Question: My sister and I keep arguing about this. She insists the first actor to play Woody on Cheers died, but I say Woody Harrelson was the first to take the role. I mean, why else did they name him Woody? Duh.

Televisionary: Duh, indeed. Oh, who am I kidding? Be nice to your sis — at least until the next big family get-together, when you can mock her properly in front of loved ones.

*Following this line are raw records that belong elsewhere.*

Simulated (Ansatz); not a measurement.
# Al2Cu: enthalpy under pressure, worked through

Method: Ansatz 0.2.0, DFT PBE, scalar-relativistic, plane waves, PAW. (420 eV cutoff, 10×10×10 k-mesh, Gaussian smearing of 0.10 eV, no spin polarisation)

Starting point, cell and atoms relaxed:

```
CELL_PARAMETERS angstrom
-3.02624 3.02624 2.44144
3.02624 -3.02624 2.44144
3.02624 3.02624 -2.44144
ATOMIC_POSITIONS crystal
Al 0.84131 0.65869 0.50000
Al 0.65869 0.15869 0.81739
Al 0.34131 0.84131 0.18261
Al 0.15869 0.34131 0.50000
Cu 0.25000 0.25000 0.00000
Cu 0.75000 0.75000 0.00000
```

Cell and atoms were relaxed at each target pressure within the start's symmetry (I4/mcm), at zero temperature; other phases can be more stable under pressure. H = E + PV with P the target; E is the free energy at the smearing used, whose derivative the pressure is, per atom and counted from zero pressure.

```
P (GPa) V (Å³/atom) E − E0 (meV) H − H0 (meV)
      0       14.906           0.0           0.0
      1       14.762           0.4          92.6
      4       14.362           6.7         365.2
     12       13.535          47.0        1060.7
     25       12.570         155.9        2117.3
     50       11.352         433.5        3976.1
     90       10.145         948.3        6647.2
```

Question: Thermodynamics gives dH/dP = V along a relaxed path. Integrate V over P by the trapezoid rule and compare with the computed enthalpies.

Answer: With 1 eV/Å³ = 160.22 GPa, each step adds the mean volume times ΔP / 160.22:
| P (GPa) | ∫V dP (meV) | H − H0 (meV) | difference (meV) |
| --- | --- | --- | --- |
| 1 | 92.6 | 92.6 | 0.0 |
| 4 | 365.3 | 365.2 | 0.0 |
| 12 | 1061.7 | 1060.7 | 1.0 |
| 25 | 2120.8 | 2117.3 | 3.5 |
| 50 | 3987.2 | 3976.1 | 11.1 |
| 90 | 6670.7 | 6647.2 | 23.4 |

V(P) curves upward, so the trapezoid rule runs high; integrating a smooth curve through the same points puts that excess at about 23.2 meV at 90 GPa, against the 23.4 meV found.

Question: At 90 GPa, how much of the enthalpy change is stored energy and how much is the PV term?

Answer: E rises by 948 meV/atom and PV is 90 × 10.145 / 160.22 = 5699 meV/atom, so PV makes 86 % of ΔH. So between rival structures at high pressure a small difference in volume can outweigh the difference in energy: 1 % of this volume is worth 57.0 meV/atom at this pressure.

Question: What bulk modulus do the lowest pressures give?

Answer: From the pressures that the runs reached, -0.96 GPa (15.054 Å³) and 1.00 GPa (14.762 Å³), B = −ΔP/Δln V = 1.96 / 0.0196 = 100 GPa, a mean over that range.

Actually, it sounds like your sis is confusing characters here. When Cheers first hit NBC's Thursday-night schedule in the fall of 1982, ex-Boston Red Sox pitcher and owner Sam Malone Becker's Ted Danson) was accompanied behind the bar by former baseball coach and manager Ernie "Coach" Pantusso (Nicholas Colasanto). Coach was a lovably lunkheaded presence, but when Colasanto passed away in early 1985, producers introduced the lovably lunkheaded Woody Boyd (Harrelson) as his replacement. Woody, an Indiana native who had corresponded with Coach by mail, came into the bar for a face-to-face and stuck around until the show went off the air in 1993.

The move was a bit of deft writing and casting and it illustrates a key ingredient for keeping a show on the air — flexibility. Cheers, like M*A*S*H before it, maintained a deep stable of funny, unique characters and the creators were able to throw new ones into the mix when necessary. Erudite psychologist Dr. Frasier Crane (Kelsey Grammer), jilted by equally bookish barmaid Diane Chambers (Shelley Long) for Sam, joined the cast as a permanent fixture in the fall of '84 (yes, kids, the wildly popular Frasier is a spin-off) and he brought along colleague and eventual wife, Dr. Lilith Sternin (Bebe Neuwirth), in 1986.

Meanwhile, after Diane departed, Sam sold the bar and left for an extended sailboat trip, but returned when the boat sank. He ended up working for Rebecca Howe (Kirstie Alley), who joined the cast in 1987 as the new manager working for the corporation that owned Cheers. By the time the show ended its 11-year run, Frasier and Lilith had a kid, Woody was a City Councilman and Sam and Diane nearly got married.

The final episode attracted one of the largest TV audiences ever — and for good reason. Lesser shows have collapsed after the loss of just one key character. Cheers, for all its ups and downs, managed to maintain a high laugh quotient over its long lifespan when many an inferior show counts its blessings after five years, having made the point where the producers and studio have enough episodes to sell in the lucrative syndication market.

Not bad for a dinky little basement pub.